Heavy metals such as lead, cadmium and mercury are among the environmental contaminants in foodstuffs which can pose health risks for consumers depending on their concentrations.
Heavy metals can be present in both the environment and foodstuffs without human intervention, for example they occur naturally. But they can also be caused by human intervention in the environment, for example they have an anthropogenic presence. Heavy metals are used in practically all sectors of industry and have a variety of technical applications. They find their way into the environment or into food for consumption as production waste, through the use of the products concerned as well as their disposal as waste. Many impacts on the environment and on food can have either anthropogenic or natural causes and a clear distinction is not possible. This also applies to the content in heavy metals.

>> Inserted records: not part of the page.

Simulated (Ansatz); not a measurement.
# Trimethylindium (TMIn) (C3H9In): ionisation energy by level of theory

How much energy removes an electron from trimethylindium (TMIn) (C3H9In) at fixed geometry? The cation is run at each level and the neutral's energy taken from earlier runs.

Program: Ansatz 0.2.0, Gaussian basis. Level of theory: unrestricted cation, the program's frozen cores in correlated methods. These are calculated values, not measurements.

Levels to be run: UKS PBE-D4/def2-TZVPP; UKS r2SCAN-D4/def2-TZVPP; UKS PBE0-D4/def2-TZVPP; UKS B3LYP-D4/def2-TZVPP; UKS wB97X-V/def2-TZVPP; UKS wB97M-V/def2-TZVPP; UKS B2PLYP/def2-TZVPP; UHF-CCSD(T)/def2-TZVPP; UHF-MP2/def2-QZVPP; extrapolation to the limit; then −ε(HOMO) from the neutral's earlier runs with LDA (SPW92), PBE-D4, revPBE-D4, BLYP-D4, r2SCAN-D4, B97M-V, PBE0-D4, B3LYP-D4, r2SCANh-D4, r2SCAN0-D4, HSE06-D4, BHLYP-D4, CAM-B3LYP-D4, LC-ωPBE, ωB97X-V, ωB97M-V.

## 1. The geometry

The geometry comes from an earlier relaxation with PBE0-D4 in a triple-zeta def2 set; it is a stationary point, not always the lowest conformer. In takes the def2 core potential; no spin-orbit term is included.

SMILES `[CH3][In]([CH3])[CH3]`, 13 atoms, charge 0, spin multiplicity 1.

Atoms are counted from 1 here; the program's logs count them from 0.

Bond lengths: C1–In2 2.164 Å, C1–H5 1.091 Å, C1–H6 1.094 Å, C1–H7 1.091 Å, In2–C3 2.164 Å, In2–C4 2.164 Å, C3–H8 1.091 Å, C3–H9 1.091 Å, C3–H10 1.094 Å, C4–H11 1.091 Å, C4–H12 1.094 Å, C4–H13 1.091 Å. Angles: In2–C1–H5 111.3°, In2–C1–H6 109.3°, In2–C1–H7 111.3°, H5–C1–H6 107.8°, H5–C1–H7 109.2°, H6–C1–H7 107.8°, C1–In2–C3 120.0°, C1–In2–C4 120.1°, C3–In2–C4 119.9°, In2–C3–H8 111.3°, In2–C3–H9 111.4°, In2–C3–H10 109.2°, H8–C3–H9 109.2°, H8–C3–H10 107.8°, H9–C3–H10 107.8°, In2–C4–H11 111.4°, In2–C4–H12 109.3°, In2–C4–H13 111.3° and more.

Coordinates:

For the protection of human health, EU-wide maximum levels for mercury in fish and fisheries products have been in force since 1993, maximum levels for lead and cadmium in various foodstuffs such as cereals, vegetables and fruits, meat and fisheries products since April 2002 and maximum levels for lead, cadmium and mercury in food supplements since July 2009. The EU-wide binding provisions on maximum levels are laid down in Commission Regulation 1881/2006 of 19 December 2006 setting maximum levels for certain contaminants in foodstuffs, including the feeding of infants and small children.
The determination of lead, cadmium and mercury levels in the course of the annual food monitoring revealed that the share of food samples exceeding the maximum levels for the above-mentioned heavy metals was generally low, apart from a few exceptions.